It's a bunch of fat guys sucking down wings, while thousands of guys drink beer and ogle busty women who seem intent on displaying their wares, all the better to improve their chances of appearing on the jumbotron.

Is this a great country or what?

Today of course we imbibe in that most American of holidays, Super Sunday. At some point, amid the chips and salsa, wings, pizza, beer and soda, they might actually play a football game. After all, they need something to wrap around the day's real competition, the ads that run during the game.

Just two days later, Mardia Gras arrives, the annual bacchanal that ushers us into the season of Lent.

And what am I giving up for Lent this year? Yes, I will once ago forego all alcohol for 40 days. It gets a little harder to do each year. Being a newspaper editor doesn't help.

Neither do weekends like this one. Now, it's on to the wings.

Friday, February 1, 2008

The Daily Numbers -- Feb. 1

The Daily Numbers: 47 million dollars in state aid brought to Chester yesterday by Gov. Ed Rendell and state Sen. Dominic Pileggi. It will go toward construction of a soccer stadium that hopefully will lure an MLS team to play there.

18,500 seats in that stadium, which will be located just south of the Commodore Barry Bridge on the Delaware riverfront.
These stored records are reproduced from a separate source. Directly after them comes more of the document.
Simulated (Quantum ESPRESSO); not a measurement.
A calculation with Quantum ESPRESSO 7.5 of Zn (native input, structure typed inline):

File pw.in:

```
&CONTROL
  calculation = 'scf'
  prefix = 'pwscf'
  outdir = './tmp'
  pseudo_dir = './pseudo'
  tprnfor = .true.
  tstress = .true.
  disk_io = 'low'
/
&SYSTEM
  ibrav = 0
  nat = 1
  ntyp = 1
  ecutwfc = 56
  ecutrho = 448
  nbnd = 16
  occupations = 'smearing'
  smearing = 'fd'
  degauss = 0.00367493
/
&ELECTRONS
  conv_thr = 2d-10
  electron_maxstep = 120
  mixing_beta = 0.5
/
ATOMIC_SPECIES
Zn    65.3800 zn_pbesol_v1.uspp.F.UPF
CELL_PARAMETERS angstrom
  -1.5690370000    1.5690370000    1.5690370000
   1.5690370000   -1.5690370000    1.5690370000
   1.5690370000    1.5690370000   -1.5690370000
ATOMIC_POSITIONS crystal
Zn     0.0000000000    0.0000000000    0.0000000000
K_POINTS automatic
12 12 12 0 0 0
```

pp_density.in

2,600 construction jobs that will be created by the stadium project.

800 permanent jobs in both the stadium and surrounding entertainment and retail complex.

414 million bucks, the cost of the entire development. Just a stunning day for the city of Chester.

5,000 dollar reward being offered for information concerning Delaware resident Thomas Booth. He has not been seen since leaving Bootlegger’s bar in Ridley early last Sunday morning.

11,000 dollar crime spree now being laid at the feet of a man who was busted for confronting a woman with a gun in the parking lot of Springfield Mall and trying to steal her car. He was unsuccessful.

150 calls logged by police in Newtown Township after word of a kiddie car break-in ring in the area. The 19-year-old teen and his 36-year-old bride are both facing trial after hearings.

17 threat charges filed against a fourth-grade teacher in Bucks County charged with terrorizing the elementary school where she taught with a series of threatening phone calls and actions.

18 people arrested after a huge brawl at Camden High School. One police officer was injured.

2 people dead after a they fired gunshots at each other on a West Philadelphia street just before noon yesterday.

2 million dollars being invested to improve the state’s nursing work force, including grants to both Villanova University and Delaware County Community College.

4,000 workers facing layoffs as wireless equipment maker Ericsson sets a huge downsizing.

81 alcohol-related crashes recorded by state police on Super Bowl Sunday last year. Do yourself a favor, use a designated driver if you’re going to be out.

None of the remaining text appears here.